Infrastructural Barriers to the UK's Move to Electric, Connected, and Autonomous Vehicles
- law-tlj
- Nov 4
- 5 min read
Dr. James Marson & Dr. Katy Ferris
Can the UK’s infrastructure keep pace with the rapid advance of autonomous and electric mobility? Our new article in the Transportation Law Journal explores how local authorities, funding gaps, and legal frameworks are shaping the country’s readiness for Connected and Autonomous Vehicles.[1]
Are Infrastructural Barriers Holding Back the UK’s Move to Electric and Autonomous Mobility?
Despite the UK’s ambitious vision for a net-zero, tech-enabled transport system, our research finds that the reality on the ground tells a more complex story. Connected and Autonomous Vehicles (CAVs) — most of which will also be Electric Vehicles (EVs) — promise cleaner air, safer roads, and smarter cities.[2] Yet, behind this optimism lies a web of infrastructural, financial, and legal challenges that could stall the very transition they are meant to drive.
In our newly published article in the Transportation Law Journal, we examine how prepared the UK truly is for the deployment of autonomous and electric vehicles — and, crucially, the role that local authorities (LAs) play in shaping that readiness. Drawing on in-depth interviews with local authority officials, transport planners, and policy specialists across the UK, our findings reveal a nuanced picture of enthusiasm, innovation, and frustration in equal measure.
Technology is Racing Ahead — Infrastructure is Not
The UK has been a global leader in regulating and testing autonomous vehicles, underpinned by the Automated and Electric Vehicles Act 2018 and the Automated Vehicles Act 2024. Yet, regulation alone cannot deliver autonomous mobility. Our research shows that physical, digital, and policy infrastructures are developing unevenly across the country — with significant regional disparities in preparedness.
Local authorities, often operating under intense budget constraints, face the practical realities of making CAV-ready transport networks function. Many councils are trying to retrofit their existing systems: adapting street lighting columns for EV charging, designing curbside layouts that can accommodate driverless fleets, and planning for the energy demands of widespread electrification. Yet even basic issues — such as maintaining visible road markings and signage, which are essential for autonomous vehicle sensors — have become challenging as funding for road maintenance declines.
Several authorities have made impressive progress through targeted projects. Cities that have developed extensive charging networks or 5G-enabled ‘smart city’ corridors are demonstrating how CAV technologies might integrate with public transport systems and urban regeneration plans. However, such examples are the exception rather than the rule. Many others remain caught in a cycle of uncertainty — supportive of innovation, but constrained by limited resources and a lack of clear national direction.

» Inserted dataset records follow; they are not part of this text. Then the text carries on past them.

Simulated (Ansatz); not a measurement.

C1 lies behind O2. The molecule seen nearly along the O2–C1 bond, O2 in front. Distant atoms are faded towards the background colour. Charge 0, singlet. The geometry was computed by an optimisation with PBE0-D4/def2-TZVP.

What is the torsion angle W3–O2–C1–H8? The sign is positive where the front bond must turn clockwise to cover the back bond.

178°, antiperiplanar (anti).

Funding and Policy Gaps: A Persistent Obstacle
One of the most consistent themes in our interviews was the issue of funding. Initial government enthusiasm for CAV and EV innovation was accompanied by significant grant programmes, but these have become increasingly competitive and fragmented. Local authorities now rely heavily on partnerships with private sector firms and universities to pilot new mobility projects.
Even when financial support is available, local capacity is often the limiting factor. Respondents spoke of being ‘cash-strapped and risk-averse,’ forced to prioritise known transport models such as bus services or active travel initiatives over experimental technologies. Some expressed concern that the central government’s ambitious deadlines — such as ending new internal combustion engine sales by 2035 — were not matched by adequate infrastructure funding or policy clarity.
This lack of coordination not only slows the national transition but also risks creating ‘mobility inequality.’ CAV and EV deployment, particularly in early pilot phases, is often concentrated in affluent or urban areas. Without careful planning, this could deepen the divide between well-connected and underserved communities, especially in rural regions where charging and digital connectivity remain sparse.
Digital and Legal Readiness: The Hidden Infrastructure
CAVs depend not just on physical roads and charging points but also on high-speed digital networks. Vehicle-to-vehicle and vehicle-to-infrastructure communication requires stable 5G coverage and real-time data exchange. While some local authorities are proactively developing ‘smart transport’ ecosystems, others struggle with patchy digital infrastructure — a challenge that risks fragmenting the UK’s approach to mobility transformation.
Equally critical, though less visible, is the legal and institutional infrastructure. Our research adopts the concept of legal consciousness to explain how local decision-makers interpret, adapt, and act within the grey areas left by incomplete national policy. In practice, this means that many local officials are not waiting for top-down directives. Instead, they are developing their own frameworks, standards, and partnerships — building local ‘legality’ through everyday practice.
Within this process, we observed the rise of ‘champions’ — individuals or small teams inside local authorities who drive innovation through informal networks and external collaborations. These champions connect departments, broker relationships with universities and industry partners, and share best practices across regions. They are the unsung architects of the UK’s emerging CAV ecosystem.
A Transition Dependent on Collaboration
The findings suggest that while the UK is technologically and legislatively advanced, the transition to autonomous and electric mobility will ultimately hinge on coordination. The fragmented approach between national government ambitions and local implementation has left many authorities struggling to join up strategies across departments and sectors.
Those most successful in advancing CAV and EV integration were not necessarily the best funded — they were the most collaborative. Their progress came from aligning local transport, housing, and sustainability policies with broader smart city and climate objectives, often supported by strong partnerships with academia and the private sector.
The lesson is clear: innovation alone is not enough. Without an integrated infrastructure strategy — one that treats digital, physical, and policy systems as interconnected — the UK risks falling behind its own aspirations for a net-zero transport future.
Where do we go from Here?
Our study concludes that infrastructural readiness is the single most important determinant of CAV and EV success in the UK. Yet readiness is not simply a matter of installing chargers or deploying pilot vehicles. It depends on how local actors interpret and implement the law, how they collaborate across boundaries, and how government aligns its funding and policy mechanisms with the realities of local governance.
The emergence of informal ‘champions’ within local authorities offers a promising model for future governance — one that is adaptive, bottom-up, and deeply attuned to regional contexts. But this approach also raises important questions:
How can national government better coordinate with these local innovators?
What mechanisms are needed to ensure consistency across local jurisdictions without stifling flexibility?
And how can the transition to autonomous mobility avoid deepening social or spatial inequalities?